Question

Prove that √12 is irrational

Answer 1

Answer:

A rational number is what we can express as a fraction of two integers.

like $\frac{p}{q}$. If we could express $\sqrt{12}$ as a fraction then it would be a rational number. But we can't do it so it is irrational.

Step-by-step explanation:

Let's say . $\sqrt{12}$ is rational.

so we could write it as a fraction of two rational numbers $\frac{p}{q}$.

$\sqrt{12} = \frac{p}{q}\\ (\sqrt{12})^2 = (\frac{p}{q})^2\\12 = \frac{p^2}{q^2}\\12q = \frac{p^2}{q}$

look, p and q both are integers. so 12q would be also an integer. but $\frac{p^2}{q}$ can't be an integer as p is integer and q is also integer. so it would be a fraction .

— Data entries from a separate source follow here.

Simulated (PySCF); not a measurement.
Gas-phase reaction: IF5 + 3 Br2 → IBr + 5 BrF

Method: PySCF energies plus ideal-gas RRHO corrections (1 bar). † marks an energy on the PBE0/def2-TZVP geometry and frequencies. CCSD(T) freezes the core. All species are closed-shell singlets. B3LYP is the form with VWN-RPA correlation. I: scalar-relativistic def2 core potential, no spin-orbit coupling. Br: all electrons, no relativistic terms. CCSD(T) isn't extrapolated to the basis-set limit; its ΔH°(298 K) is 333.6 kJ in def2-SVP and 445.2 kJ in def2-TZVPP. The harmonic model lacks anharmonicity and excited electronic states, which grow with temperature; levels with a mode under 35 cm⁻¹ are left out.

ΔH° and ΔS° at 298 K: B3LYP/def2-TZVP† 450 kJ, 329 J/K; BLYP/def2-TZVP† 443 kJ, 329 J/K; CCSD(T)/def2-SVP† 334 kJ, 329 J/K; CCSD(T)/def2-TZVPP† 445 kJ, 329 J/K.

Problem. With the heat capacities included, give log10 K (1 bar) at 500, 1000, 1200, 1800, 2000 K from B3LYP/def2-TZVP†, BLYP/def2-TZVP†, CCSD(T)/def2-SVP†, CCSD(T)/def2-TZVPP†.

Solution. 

so,$12q \neq \frac {p^2}{q}$

so $\sqrt{12}$ can't be a rational number.

So it is obviously an irrational value.

Answer 2

We have to prove that √12 is irrational.

So, let us assume √12 is a rational number. This implies that √12 can be expressed in the form of p/q, where q ≠ 0 and p and q are co-primes.

$\Longrightarrow \sf \sqrt{12} = \dfrac{p}{q}$

Squaring on both sides we get:

$\Longrightarrow \sf \Big(\sqrt{12}\Big)^2 = \Bigg(\dfrac{p}{q}\Bigg)^2$

$\Longrightarrow \sf 12 = \dfrac{p^2}{q^2}$

$\Longrightarrow \sf 12q^2 = p^2$

⇒ 12 divides p²

∴ 12 divides p as well. → Relation (1)

(Theorem Used: If p is a prime number and divides a², then p divides 'a' as well where 'a' is a positive integer)

Let us take p = 12c, for any positive integer c.

⇒ 12q² = p²

⇒ 12q² = (12c)²

⇒ 12q² = 144c²

⇒ q² = (144c²)/12

⇒ q² = 12c²

⇒ 12 divides q²

∴ 12 divides q as well. → Relation (2)

From relation 1 & relation 2, we can say that p & q have other factors other than themselves and 1. This contradicts my statement that p & q are co-primes. This is due to my incorrect assumption that √12 is a rational number.

∴ √12 is an irrational number.